As I write this, there are “20 Days Left Until Christmas!!!” Advertisers remind us of the ticking time bomb so often that it feels we should take shelter rather than go shopping. Parking lots become angry obstacle courses. Even the relative comfort of our couches, where we can shop at 11 p.m in our pajamas, is no longer safe. Cyber Monday has become Cyber Week. Cyber Month. Cyborgs in my living room.
Autos sprout antlers and don wreaths (see my previous post on the practice of car decoration), and Christmas Carols blare from everywhere. I went to a local tween/teen shop to buy a gift certificate for my niece. Since it was a certificate and not a plastic card, the cashier had to write and log it by hand. I thought it would be Christmas by the time she finished. Jose Feliciano sang Feliz Navidad so loudly over the store speakers that I expected the woofers would blow. I could not hear a single thing she asked me. I developed a migraine.
As soon as Thanksgiving ends and we store the gourds and Indian corn while wistfully watching the last of the brilliant foliage fade and fall, it feels as if we’re shot out of a cannon, sent hurtling toward “the holidays.”
We make lists and reservations, plan menus, RSVP to parties (I, happily, got invited to a few this year!), and pore through the paraphernalia that has stocked store shelves since before Halloween.
I look forward with delighted anticipation to having both boys back from their far-flung homes so soon after stuffing ourselves silly with turkey and trimmings. Such closely timed visits are rare and cherished.
And I necessarily turn my attention to gifts. Ours is a multicultural, blended, extended family. So we celebrate, well, everything. I start shopping early. Really early. Like in the summer. So for me, the first challenge is to remember what I bought and where I hid it. Then I covertly take polls about what everyone wants, fooling no one with my obvious questions’ intent. I’ve relied largely on gift cards of late. I once thought them impersonal, but now I like the idea of allowing those I love to pick out something they love, instead of hoping they love what I picked out for them.
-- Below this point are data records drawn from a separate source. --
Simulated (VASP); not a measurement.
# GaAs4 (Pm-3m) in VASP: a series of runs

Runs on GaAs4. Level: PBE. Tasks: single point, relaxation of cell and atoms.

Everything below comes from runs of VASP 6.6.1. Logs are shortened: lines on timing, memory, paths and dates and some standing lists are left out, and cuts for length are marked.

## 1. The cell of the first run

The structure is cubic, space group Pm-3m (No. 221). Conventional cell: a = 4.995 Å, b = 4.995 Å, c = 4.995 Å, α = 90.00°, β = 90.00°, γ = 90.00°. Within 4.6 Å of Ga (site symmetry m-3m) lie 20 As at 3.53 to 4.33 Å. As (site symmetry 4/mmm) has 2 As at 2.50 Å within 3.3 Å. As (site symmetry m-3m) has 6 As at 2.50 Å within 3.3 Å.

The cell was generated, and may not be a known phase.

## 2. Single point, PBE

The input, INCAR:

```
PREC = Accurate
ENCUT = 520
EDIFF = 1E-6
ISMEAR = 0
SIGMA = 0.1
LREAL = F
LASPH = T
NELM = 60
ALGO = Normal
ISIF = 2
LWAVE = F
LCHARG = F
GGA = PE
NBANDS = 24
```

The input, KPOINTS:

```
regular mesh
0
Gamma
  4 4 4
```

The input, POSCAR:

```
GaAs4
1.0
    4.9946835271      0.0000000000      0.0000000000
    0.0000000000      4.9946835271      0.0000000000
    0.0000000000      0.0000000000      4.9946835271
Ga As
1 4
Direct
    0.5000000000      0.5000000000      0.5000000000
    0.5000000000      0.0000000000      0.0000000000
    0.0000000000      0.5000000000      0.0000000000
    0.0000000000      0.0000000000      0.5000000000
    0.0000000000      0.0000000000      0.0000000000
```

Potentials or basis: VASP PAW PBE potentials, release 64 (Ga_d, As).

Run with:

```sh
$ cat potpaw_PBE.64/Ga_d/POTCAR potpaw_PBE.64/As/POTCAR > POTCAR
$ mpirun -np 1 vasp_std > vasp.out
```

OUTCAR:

As the holidays rush headlong toward me I inevitably start to pressure myself. Have I done enough for everyone? Have I forgotten anyone? I live in an apartment complex with a dedicated cleaning and maintenance crew and a helpful office staff. Our mailman knows me by name. Friendly baristas feed my green tea habit. My hairstylist helps to tame my mane. How much to give? Cash, check, or card?
And then there’s year-end charity. So many worthy causes. So many in need. I wrack my brain over how to best allocate my giving budget.
It’s easy to get caught up in the sirocco that sweeps in and carries us away on the last Thursday in November, often tumbling and tossing us, clouding our vision like that desert wind. But when I step out of the turbulent torrent of tinsel into the quiet of my breath, I realize that Thanksgiving never really ended. It is only because so many caring, compassionate, and considerate people populate my life that I have to “worry” about how to express my gratitude to them during this season. With this family, these friends, and my community at large, every day is Thanksgiving. Corny as it sounds, they give me shelter from this yuletide tsunami.